| name | holepunch-app-composition |
| description | Compose a complete Holepunch application by assigning responsibilities across the host shell, Pear runtime, backend worker, shared domain layer, RPC boundary, and UI state. Use for tasks that plan or refactor app architecture, decide where features should live, connect Hyperstack primitives to Pear hosts, or turn a product idea into a practical implementation blueprint without coupling it to one specific app. |
Holepunch App Composition
Overview
Use this when the problem is bigger than one library. The goal is to produce a clean architecture where the runtime boots the worker, the worker owns replication, the domain layer owns rules, and the UI consumes snapshots.
Preferred Shape
- Host shell: windowing, preload bridge, runtime lifecycle, update events.
- Worker or service: long-lived backend, managers, watchers, snapshots, file ingestion.
- Domain layer: contexts, schemas, permissions, replicated data model.
- UI layer: state store, optimistic UX where safe, rendering only.
Architectural Rules
- Keep app-specific business rules out of the host shell.
- Do not let the renderer talk to Corestore or Hyperswarm directly if a worker can own that state.
- Build one RPC surface per worker and keep it task-oriented, not storage-oriented.
- Let the worker stream snapshots or events to the UI instead of exposing many low-level queries.
Compose in This Order
- Define the replicated domain and local metadata split.
- Choose the host and runtime wiring.
- Define the worker entrypoint and ownership of managers and watchers.

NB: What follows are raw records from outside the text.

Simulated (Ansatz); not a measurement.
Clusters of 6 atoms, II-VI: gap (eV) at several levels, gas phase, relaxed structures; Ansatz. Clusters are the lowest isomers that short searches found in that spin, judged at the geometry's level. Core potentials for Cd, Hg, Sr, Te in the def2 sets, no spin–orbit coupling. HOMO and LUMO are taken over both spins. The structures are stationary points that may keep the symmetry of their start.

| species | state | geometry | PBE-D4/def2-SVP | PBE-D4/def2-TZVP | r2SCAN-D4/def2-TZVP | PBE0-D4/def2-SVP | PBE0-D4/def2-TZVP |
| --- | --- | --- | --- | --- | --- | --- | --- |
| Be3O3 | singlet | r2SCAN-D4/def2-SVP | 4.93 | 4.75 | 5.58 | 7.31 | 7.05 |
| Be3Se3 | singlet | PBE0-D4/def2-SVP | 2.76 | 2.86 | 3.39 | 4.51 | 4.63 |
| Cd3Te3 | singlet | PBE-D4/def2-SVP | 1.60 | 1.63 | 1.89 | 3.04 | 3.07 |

- Define the RPC surface the UI actually needs.
- Shape the UI around snapshots, subscriptions, and task-level mutations.
- Add test seams at the worker and domain boundaries first.
Load References When Needed
- Read
references/blueprint.md for the recommended layer boundaries and build order.
- Read
references/examples.md for example architectures that have already proven workable.